SchemaTransform
Spark Gem
Use the SchemaTransform gem to apply transformations to columns from the incoming DataFrame. This page describes the different transformations—or operations—that you can use in this gem.
Unlike Reformat which is a set operation where all the transforms are applied in parallel, transformations here are applied in order.
Reformat is a SQL select
and is preferable when making many changes.
Operations
Add/Replace Expression
Add a new column or replace an existing one based on an expression.
Parameter | Description |
---|---|
New Column | Output column name |
Expression | SQL expression to generate values in the new column |
Drop Column
Remove a column from next stage of the Pipeline.
Parameter | Description |
---|---|
Column to drop | Column to be dropped |
Rename Column
Rename an existing column downstream in the Pipeline.
Parameter | Description |
---|---|
Old Column Name | Column to be renamed |
New Column Name | Output column name |
Add If Missing
Provide a default value for a column if it is missing from the source.
Parameter | Description |
---|---|
Source Column Name | Column that contains missing values |
Default Value (if missing) | The value that will replace missing values |
Add Rule
Use a business rule in your Pipeline. Visit the Business rules engine page to learn about business rules.
Parameter | Description |
---|---|
New Column | The column that the business rule will apply to |
Rule | The business rule that contains the logic that will populate the new column values |
Spark Code
- Python
- Scala
def transform(spark: SparkSession, in0: DataFrame) -> DataFrame:
return in0\
.withColumn("business_date", to_date(lit("2022-05-05"), "yyyy-MM-dd"))\
.withColumnRenamed("bonus_rate", "bonus")\
.drop("slug")
object transform {
def apply(spark: SparkSession, in: DataFrame): DataFrame =
in.withColumn("business_date", to_date(lit("2022-05-05"), "yyyy-MM-dd"))

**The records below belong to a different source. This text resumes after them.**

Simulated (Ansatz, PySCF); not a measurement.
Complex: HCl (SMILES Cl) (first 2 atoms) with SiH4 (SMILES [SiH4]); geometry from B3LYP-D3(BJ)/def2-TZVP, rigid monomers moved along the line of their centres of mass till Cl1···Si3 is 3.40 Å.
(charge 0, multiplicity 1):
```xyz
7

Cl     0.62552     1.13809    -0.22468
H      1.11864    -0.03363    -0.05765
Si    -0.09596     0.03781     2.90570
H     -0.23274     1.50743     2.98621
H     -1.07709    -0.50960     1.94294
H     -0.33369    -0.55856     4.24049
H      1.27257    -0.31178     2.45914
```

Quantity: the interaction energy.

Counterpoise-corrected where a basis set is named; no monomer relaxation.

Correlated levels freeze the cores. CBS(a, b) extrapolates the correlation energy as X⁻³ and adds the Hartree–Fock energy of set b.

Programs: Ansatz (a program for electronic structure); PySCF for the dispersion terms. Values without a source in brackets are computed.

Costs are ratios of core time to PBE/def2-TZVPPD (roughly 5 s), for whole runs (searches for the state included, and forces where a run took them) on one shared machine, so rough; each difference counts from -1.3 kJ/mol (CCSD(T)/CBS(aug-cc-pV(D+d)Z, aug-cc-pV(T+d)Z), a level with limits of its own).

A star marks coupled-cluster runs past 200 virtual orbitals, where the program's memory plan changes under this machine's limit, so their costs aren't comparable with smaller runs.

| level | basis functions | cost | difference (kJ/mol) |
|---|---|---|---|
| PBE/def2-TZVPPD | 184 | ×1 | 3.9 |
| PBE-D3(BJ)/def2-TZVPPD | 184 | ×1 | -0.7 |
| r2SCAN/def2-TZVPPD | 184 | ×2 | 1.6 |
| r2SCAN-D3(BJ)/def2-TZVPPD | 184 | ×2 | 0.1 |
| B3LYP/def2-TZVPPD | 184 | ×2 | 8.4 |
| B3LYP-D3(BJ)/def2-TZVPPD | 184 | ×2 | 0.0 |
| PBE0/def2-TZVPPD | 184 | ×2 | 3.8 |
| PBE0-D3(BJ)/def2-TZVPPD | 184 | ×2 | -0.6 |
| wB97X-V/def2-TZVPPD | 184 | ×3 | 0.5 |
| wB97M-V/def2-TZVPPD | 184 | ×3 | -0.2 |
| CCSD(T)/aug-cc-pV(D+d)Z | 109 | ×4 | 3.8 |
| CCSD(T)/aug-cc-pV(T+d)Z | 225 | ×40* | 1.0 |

.withColumnRenamed("bonus_rate", "bonus")
.drop("slug")
}
Advanced Import
The Advanced Import feature allows you to bulk import statements that are structured similarly to CSV/TSV files. This can be useful if you have your expressions/transformation logic in another format and just want to quickly configure a SchemaTransform gem based on existing logic.
Using Advanced Import
- Click the Advanced tab in the SchemaTransform gem.
- Enter the expressions into the text area.
Format
The format of these expressions is op_type,target_name,target_expr
, where op_type
is the type of operation (see below); target_name
is the desired new column name and target_expr
is the Spark expression that will be used to generate the new column. Each op_type
has a different number of extra columns that have to be provided, see below for more details.
For target_expr
values that contain a comma ,
or span multiple lines, you must surround them by ``
on either side. For example:
addrep,customer_id,customer_id
addrep,full_name,``concat(first_name, ' ', last_name)``
Advanced Import Operation types
Operation Type | Advanced Import name | :Arguments: | Example |
---|---|---|---|
Add/Replace | addrep | 2 | addrep,foo,CAST(NULL as int) |
Drop | drop | 1 | drop bar |
Rename | rename | 2 | rename,foo,bar |
Add if missing | missing | 2 | missing,foo,current_timestamp() |
Add rule | addrule | 1 | addrule, PromoCodeRule() |